Image Credit: AzoraArashi Flckr
‘As such, there is no one-size-fits-all approach that anyone can offer you. The hot water that softens a carrot will harden an egg’,– Clay Christensen, How to Measure Your Life
Many product teams today fail to understand the basic concept that a one-size-fits-all approach will not set themselves or their organization up for success. Why? Because time and time again we as an industry are guilty of prescribing the same set approaches and the same set processes to different organizations, different cultures and different industries.
We need to shift our thinking away from believing teams are collections of interchangeable individuals with certain skills like PM, engineer and UX that will succeed as long as they use the right process.
Instead we need to understand that different organizational contexts require different actions and behaviours.
Understand the Organizational Context
Unfortunately one of the common themes we hear from CEOs is how hard and painful their organization finds building a product and tech team and culture.
In fact, it is not uncommon for the product managers to feel like the most unpopular people in their company. Feeling unpopular is not necessarily a bad thing. A product manager’s job is always going to make them unpopular at times. The role is to balance the business needs and the user needs. Product managers cannot make everybody happy all the time.
BUT – when do you know that you are bumping up against normal day-to-day pressure and resistance Vs creating a pressure cooker of declining trust and growing resentment?
Unfortunately we increasingly see product teams trying to do everything right in terms of how to build great products – EXCEPT they are failing to take the organization along with them.
As a discipline, we are spoilt with the number of processes and frameworks.q But product management is not painting by numbers. Frameworks, rituals and process are a guide - not the solution.

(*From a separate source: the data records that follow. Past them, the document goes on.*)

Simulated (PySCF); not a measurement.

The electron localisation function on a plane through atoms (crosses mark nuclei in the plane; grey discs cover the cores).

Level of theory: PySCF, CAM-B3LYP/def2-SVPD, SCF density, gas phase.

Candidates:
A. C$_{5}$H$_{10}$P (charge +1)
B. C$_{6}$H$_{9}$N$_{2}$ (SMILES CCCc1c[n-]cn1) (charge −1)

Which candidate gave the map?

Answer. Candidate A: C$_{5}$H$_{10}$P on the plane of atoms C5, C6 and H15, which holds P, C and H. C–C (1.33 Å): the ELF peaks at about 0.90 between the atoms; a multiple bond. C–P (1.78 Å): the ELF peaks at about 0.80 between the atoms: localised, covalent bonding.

Too many teams today are making their role about the execution of the process, rather than the impact of the work. In this model, The What we do and the How we do it becomes the focus. And there is often too little regard to the environment of the broader organization. As we have written before, you need to start with people first, approach second.
Cognitive Load
A great book was recently published called Team Topologies: Organizing Business and Technology Teams for Fast Flow by Pais and Skelton.
They talk about how to organize teams for effective working. One of the key themes is how to manage the cognitive load of a team. Too much, a team becomes less efficient and less effective.
But product teams rarely think about the cognitive load that they bring to departments outside Product and Engineering.
So product teams need an adaptive approach. Today we want to share a new model for adaptive product teams - on the modes of product team engagement. The objective of this model is for teams building products to understand that it is not just about doing it the right way – but also about ways of doing it right.
The X Axis of Adaptive Product Teams
The X Axis is which team has the closest relationship with the customer.
On the right you have product teams which are the closest team to the customer. But in some organizations, even where there is strong product focus, other teams may be closer to the customer. For example, enterprise software firms where the sales team may have the closest relationship with the customer
The Y Axis of Adaptive Product Teams
The Y axis looks at the type of organization and product. This defines whether you as a product team make the actual product or not. For example, on a news site like the NYT, the real product is the journalism.
Each quadrant recognises the different stresses and strains on these different types of product teams. The process of delivering products may be very similar in each quadrant but we kid ourselves if we don’t recognise the need to emphasise, evolve and adapt.
So What are the common pitfalls we regularly see in each quadrant?
Models make things seem simple. The truth is there are probably elements of each quadrant that resonate with product teams. For every senior product manager needs to do thought leadership as part of their role.
But it is unlikely that you can do this successfully if you have not built a foundation of trust and credibility which, depending on your environment, comes from partnering , enabling and amplifying as well as thought leadership.
Here are some of the key attributes that we believe product teams need to have front and centre when engaging across the broader organization. These are "must haves" – not "nice to haves."
So ask yourself, are you explicitly doing these things in your relevant quadrant? If not, how can you?
Here are some examples:
- If your team is in Product Partners, look to establish join customer discovery with shared KPIs.
- If your team is in Product Thought Leaders, look to ensure your operating model includes an overt strategy process.
- If your team is in Product Enablers, make sure you have a stream of educational work to help stakeholders and executive team know what good product development looks like.
- If your team is in product amplifiers, consider new roles that allow for the non traditional experts to be part of the process.
A couple of final provisos; We are not asking product teams to be soft and compliant. Teams need alignment and collaboration. They don’t need constant consensus. Not everyone has to agree with everything, but they all need to have input. Get this right and your team will significantly reduce its cost of distractions.
Secondly it is important not to compromise the spirit of small autonomous teams. Team bloat is an expensive anti pattern and large teams do not build trust.
Finally if you were to do one thing this week, look at your communication. We have yet to ever meet a product team that does this too much. Regular communication is often neglected but one of the easiest, fastest and cheapest ways to reduce the cognitive load that you bring as a department.